While I agree with Nathaniel Zelinsky (“True to the core,” Sept. 13) in finding President Levin’s words at the Sept. 11 memorial service somewhat unsatisfactory, I disagree on why and want to add my own perspective on this multivalent issue.
This summer I had a discussion about the particular prescriptions of my religion that quickly evolved into my friends finding fault with any belief in an absolute or universal truth, painting those that held such beliefs as judgmental extremists. Unfortunately, and probably unfairly, my mind returned to this incident at the beautiful memorial service when President Levin seemed to make the same jump in his reasoning, positing as a significant root of violence and intolerance the holding of beliefs in “unique truth.”
My summer conversation took a detour, though, when I asked my friends whether they held some universal moral value or truth. Unsurprisingly, they did. Theirs, unlike mine, were not religious articles of faith such as “Jesus Christ is the savior of the world” but uncodified aphorisms such as “love should not be impeded” or “there is no right or wrong, only cultural difference.” Nevertheless, neither this nor their disavowals changed the fact that they believed in their brand of absolute truth quite firmly.
When Levin invited us “to weigh evidence and to develop independently [our] view of what is true and what is not,” we were being invited to nothing but a quest for a personal formulation of some absolute truths. However, if centuries of thought have anything to show us, it is that even if we “engage our reason, examine all points of view, [and] shape arguments,” there will still be intelligent people with whom we disagree about fundamental tenets. Zelinsky takes issue with this, assuming that humanity possesses an overarching, universal moral sense. Such an overriding conscience more easily allows us to condemn or commend what we perceive as Evil and Good, but culture, history, psychology and individual experience also shape us in subtle ways we cannot entirely comprehend or resolve, and which I feel could cloud that moral sense.
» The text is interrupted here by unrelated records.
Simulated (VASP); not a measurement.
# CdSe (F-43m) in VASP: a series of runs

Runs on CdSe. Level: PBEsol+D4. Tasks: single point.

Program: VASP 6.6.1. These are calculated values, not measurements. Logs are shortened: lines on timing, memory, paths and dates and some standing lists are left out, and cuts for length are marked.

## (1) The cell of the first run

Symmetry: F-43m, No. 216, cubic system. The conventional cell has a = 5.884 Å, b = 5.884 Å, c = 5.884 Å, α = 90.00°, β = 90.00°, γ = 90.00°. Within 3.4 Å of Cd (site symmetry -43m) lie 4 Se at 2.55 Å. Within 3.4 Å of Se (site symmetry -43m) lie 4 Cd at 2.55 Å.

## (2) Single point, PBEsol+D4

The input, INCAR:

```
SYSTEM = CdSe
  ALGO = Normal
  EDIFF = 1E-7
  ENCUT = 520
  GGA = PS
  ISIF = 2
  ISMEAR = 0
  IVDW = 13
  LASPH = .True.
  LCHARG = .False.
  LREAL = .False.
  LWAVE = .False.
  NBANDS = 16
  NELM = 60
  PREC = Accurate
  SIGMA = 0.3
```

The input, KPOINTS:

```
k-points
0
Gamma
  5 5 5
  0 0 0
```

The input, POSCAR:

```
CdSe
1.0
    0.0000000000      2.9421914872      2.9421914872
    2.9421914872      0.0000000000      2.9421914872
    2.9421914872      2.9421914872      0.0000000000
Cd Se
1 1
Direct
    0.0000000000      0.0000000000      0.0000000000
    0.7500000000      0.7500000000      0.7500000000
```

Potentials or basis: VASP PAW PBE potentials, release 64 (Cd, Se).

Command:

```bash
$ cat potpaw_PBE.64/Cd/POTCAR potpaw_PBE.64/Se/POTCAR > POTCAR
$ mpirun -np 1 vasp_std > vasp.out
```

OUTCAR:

The challenge, then, is how to live in a world in which people will never relinquish their conflicting claims to “unique truths;” how to engage and negotiate between these differing claims in order to live together harmoniously. The value of “engag[ing] our reason, examin[ing] all points of view, [and] shap[ing] arguments,” lies less in the mythical, elusive consensus afterward, but in the fact that it allows us to see others as we see ourselves: as thinking, as struggling, as human, worthy of love and respect. If this was President Levin’s intended message, I apologize for my initial misinterpretation.
It is also a matter of recognizing that seldom, if ever, do we cast ourselves as evil. Those who committed the atrocities of Sept. 11 believed they were in the right — and we, like them, are naught but human. Zelinsky’s dismissal of these men’s complicated motivations by saying that they hate us for our supposedly universally self-evident freedom is trite, tired and ignorantly if not dangerously simplistic. He ignores the powerful and complex influences of geopolitics, colonialism, fundamentalism, nationalism, psychology, etc. that factored into this horrific act. This dismissal denies some fundamental aspects of their, and our, humanity: the capacity for undetected self-deception and the essential estrangement from the Other. He thus effectively writes off evil as some rare aberration that “we” probably don’t really have to worry about. Evil, though, is not limited to the most heinous acts of mass murder, nor are terrorists alone in being shaped by invisible forces.
It is recognizing humanity’s capacity for terrible errors of judgment and demonization that lead to unspeakable tragedy — and sorrow for the suffering that capacity causes — which brings me to tears each Sept. 11. Even as we honor the greatest examples of the Good in the human spirit that shone forth in spite of evil on that smoke-obscured morning, let us see its events as a warning sign on the edge of the precipice of human frailties. May we resolve to be ever more humane in our fallible humanity.
Michael Haycock is a senior in Branford College.